What about the "Ask to Activate" option in Firefox? I normally disable Flash though anyway.
As long as it does not operate on a "click to play" functonality (as in the click to play thing appears right over where the flash content would normally be) and requires additional user interaction (such as through a dialog provided by the browser) then it should be fine.
I believe NoScript may also provide additional protections against such scripting even when not operating in the default "block all" mode. Whitelisting first party content by default (this is under the options name "Temporarily allow top-level sites by default") makes using NoScript much easier and will still provide much stronger protections over not using it at all. People who might not want to use NoScript because of it's barrier to entry may actually use it after enabling that option. uMatrix on Chrome operates similarly by default.
In Mine this options comes up every single time for every single page. Is there a way to disable that without outright disabling flash? Idealy I want it disabled by default but I want to have a white list of sorts for sites like Youtube, Facebook videos, and other video sites.
You can do this in Chrome at least, I'm not sure if Firefox has a similiar feature. If you click the page icon (where you can view stuff like connection info, the encryption settings a site uses, etc) under the permissions tab you can set plugins to allow by default.
I would be surprised if Firefox didn't have similiar functionality to allow plugins on a per-origin basis. If not using built in functionality I'm pretty sure you could do it with NoScript.
Using Noscript greatly enhances security of flash.
Only to the extent that it would block flash being loaded. It does not make the use of Flash after it's already been loaded more secure. As I've said before, using Flash in the confines of the Chrome sandbox is the most secure way to
use Flash.
There's actually a setting in Adobe Reader 11, enabled by default, labelled as follows:
"Allow opening of non-PDF file attachments with external applications."

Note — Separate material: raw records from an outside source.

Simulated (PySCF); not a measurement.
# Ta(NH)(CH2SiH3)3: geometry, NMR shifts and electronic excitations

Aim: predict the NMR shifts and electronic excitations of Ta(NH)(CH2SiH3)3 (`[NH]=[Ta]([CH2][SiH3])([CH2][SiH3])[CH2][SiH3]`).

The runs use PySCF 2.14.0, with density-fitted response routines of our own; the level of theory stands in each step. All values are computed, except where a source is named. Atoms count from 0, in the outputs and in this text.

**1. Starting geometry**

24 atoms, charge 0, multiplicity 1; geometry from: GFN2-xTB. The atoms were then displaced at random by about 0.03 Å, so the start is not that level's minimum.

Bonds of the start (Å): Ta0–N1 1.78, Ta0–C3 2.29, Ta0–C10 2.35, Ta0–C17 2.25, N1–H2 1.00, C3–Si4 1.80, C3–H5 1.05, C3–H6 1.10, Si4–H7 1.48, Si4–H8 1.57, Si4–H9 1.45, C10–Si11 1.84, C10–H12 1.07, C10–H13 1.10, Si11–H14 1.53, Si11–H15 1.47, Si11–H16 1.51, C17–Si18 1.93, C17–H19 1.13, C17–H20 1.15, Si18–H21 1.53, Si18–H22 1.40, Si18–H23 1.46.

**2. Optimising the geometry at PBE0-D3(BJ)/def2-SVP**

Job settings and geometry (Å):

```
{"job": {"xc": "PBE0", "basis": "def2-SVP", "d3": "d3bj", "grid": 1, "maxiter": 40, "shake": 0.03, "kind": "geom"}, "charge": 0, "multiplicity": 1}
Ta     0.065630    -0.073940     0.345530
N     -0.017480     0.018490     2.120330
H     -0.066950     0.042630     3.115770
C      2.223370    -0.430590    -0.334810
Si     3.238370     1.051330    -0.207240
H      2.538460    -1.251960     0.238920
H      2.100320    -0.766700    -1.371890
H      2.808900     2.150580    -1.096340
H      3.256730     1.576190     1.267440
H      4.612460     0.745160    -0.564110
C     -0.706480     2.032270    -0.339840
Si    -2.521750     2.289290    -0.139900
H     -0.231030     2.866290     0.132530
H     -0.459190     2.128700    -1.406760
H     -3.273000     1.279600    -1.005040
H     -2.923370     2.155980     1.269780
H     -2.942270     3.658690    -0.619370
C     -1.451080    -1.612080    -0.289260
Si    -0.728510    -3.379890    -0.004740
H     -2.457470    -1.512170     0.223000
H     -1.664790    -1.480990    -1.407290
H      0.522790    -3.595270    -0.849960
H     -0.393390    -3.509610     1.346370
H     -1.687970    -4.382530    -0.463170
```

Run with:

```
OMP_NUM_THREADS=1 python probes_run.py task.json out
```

Adobe also developed "Adobe JavaScript" for Adobe Reader, again, enabled by default. The mind boggles.
There are several settings such as the one you mentioned which can actually make the Adobe Reader sandbox pretty secure. The other is forcing on "Protected Mode" by default in addition to disabling the scripting.
IE11 also has similar options which are not enabled by default but can significantly increase the protection level such as enabling Enhanced Protected Mode (and the use of 64-bit processes for it).
The problem is compatibility. These settings may break very few things but the fact that they can cause problems is probably why they haven't been enabled by default.